An emerging but familiar threat has become the "greatest focus" of the Army's No. 2 general.
In light of that threat — on top of several other demands for U.S. soldiers around the world and a tight fiscal environment — the Army must make sure it can continue to assure its allies, fulfill its NATO responsibilities, and "continue to rotate trained and ready forces" to support the deterrent work led by U.S. European Command, Allyn said.
Allyn spoke June 25 to Army Times as Defense Secretary Ash Carter met with Ukraine's defense minister, Colonel-General Stepan Poltorak at the NATO Defense Ministerial in Brussels.
The two leaders in Brussels discussed Russia's ongoing aggression in eastern Ukraine, according to information released by the Defense Department. Carter emphasized the United States' commitment to support Ukraine "in its effort to define its own course as a sovereign, democratic nation," according to DoD.
Carter also reaffirmed U.S. commitment to continuing defense cooperation with Ukraine, including through exercises and training.
A U.S. soldier instructs Ukrainian soldiers during joint training exercises on the military base in the Lviv region, western Ukraine, on June 3.
Photo Credit: Andrew Kravchenko/AP
Operation Atlantic Resolve has since expanded, including into Romania and Bulgaria, with the Army sending a brigade combat team, aviation task force and division headquarters into the region to support the ongoing exercises.
These rotational forces "continue to deliver vital capabilities to enable our combatant commanders to deter threats, shape their security environment and strengthen their resolve," Allyn said.
The Army also is beefing up its equipment set in Europe — growing from a battalion's worth of tanks and Bradley Fighting Vehicles to a full brigade complement.
Budget cuts and the drawdown
On top of the tensions in Europe, the Army is deployed around the world, including in Afghanistan and Iraq. It also is preparing to cut an additional 40,000 soldiers from its ranks as it faces increasingly tight budgets.

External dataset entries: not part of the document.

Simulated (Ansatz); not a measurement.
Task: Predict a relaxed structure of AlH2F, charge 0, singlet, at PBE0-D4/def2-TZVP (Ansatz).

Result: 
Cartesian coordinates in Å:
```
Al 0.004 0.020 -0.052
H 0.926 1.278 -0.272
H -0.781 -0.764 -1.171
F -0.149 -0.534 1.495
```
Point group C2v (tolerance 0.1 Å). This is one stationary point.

"We remain in a very tough resource environment," Allyn said. "Our budget for this year, in 2015, was $5 billion less than last year. We are absolutely dependent upon the timely passage of the president's budget for 2016 to enable us to continue to build momentum in training and readiness, and to ensure we can deliver trained, ready and properly equipped forces to meet the emergent demands across this unstable world."
By the end of this fiscal year, the Army will have cut 80,000 soldiers from its active-duty force. It will further reduce its end-strength to 450,000.
"Given the depth of the cuts we've already taken, some people would say, 'what's another 40,000?'" Allyn said. "The challenge is we've taken all of the slack out of the rope."
To get to 450,000, the Army will make "some very tough choices that will have very broad and deep implications for the Army and the country," Allyn said.
The Army has reduced the troops stationed overseas "to the maximum that we could already, so the cuts are going to come largely from within the continental United States, and they are going to be very, very impactful," he said.
In the coming weeks, Army Secretary John McHugh is expected to make a final decision about where those cuts will occur.
Army leaders continue to hope Congress will pass the president's budget, Allyn said.
"Then we'll exert the leadership necessary to eliminate sequestration as a continuing threat to our national security so that we can stop the bleeding at 450,000," he said.
To keep up with the cuts, the Army is racing to build the readiness of its brigade combat teams.
"The chief of staff made the decision a couple years ago that we would build the Army contingency force because of the magnitude of global instability," Allyn said. "We knew we had to be able to provide land forces for one of those emergent flashpoints."
Right now, the Army has the capability to provide forces if needed to respond to a contingency, Allyn said.
In January, the Army deployed paratroopers from the 82nd Airborne Division's 3rd Brigade Combat Team to Iraq to support the advise and assist mission there.
"As we've answered emerging requirements like the plus-up in Operation Inherent Resolve several months back … that came out of our Army contingency force," Allyn said. "We're consuming readiness as fast as we're generating it because of the demands that are out there."
The ongoing challenge – the Army wants up to 70 percent of its brigade combat teams trained and ready if needed; it is only at about 30 percent now – is funding, Allyn said.
"The challenge is if we don't receive predictable funding … we will not be able to train the follow-on forces to the level that they should be trained," he said. "We will continue to focus on our contingency forces as our top priority, but we require predictable funding for home station training for all Army forces. We don't want to get into a tiered readiness scenario."
Also affected is the amount of time soldiers have at home in between deployments.
"As we get smaller and the demands stay stable or grow as they have been over the last couple of years, that means fewer forces are deploying more frequently," Allyn said.
The Army has yet to achieve its goal of a 1-to-2 deployed to dwell ratio, Allyn said.
Ideally, if a soldier is deployed for a year, he should get two years at home.
"It does not appear, based on the demand signals we're seeing going into 2016, that we will make much progress on that," he said.
The good news for soldiers, he said, is they are given the opportunity to have an impact around the world.
"It's an exciting time to be serving in the United States Army," he said.
Allyn recounted meeting a staff sergeant in the 1st Cavalry Division who briefed the two-star senior logistician for the Lithuanian army on how to build a unit maintenance program.
"It was supposed to be a 30-minute brief. It went for four hours, and then this major general came back to this staff sergeant two additional times," he said. "That's the impact that our leaders in the United States Army are having. They are empowered, they are delivering vital mission support around the globe, and they see the effects of what they're doing."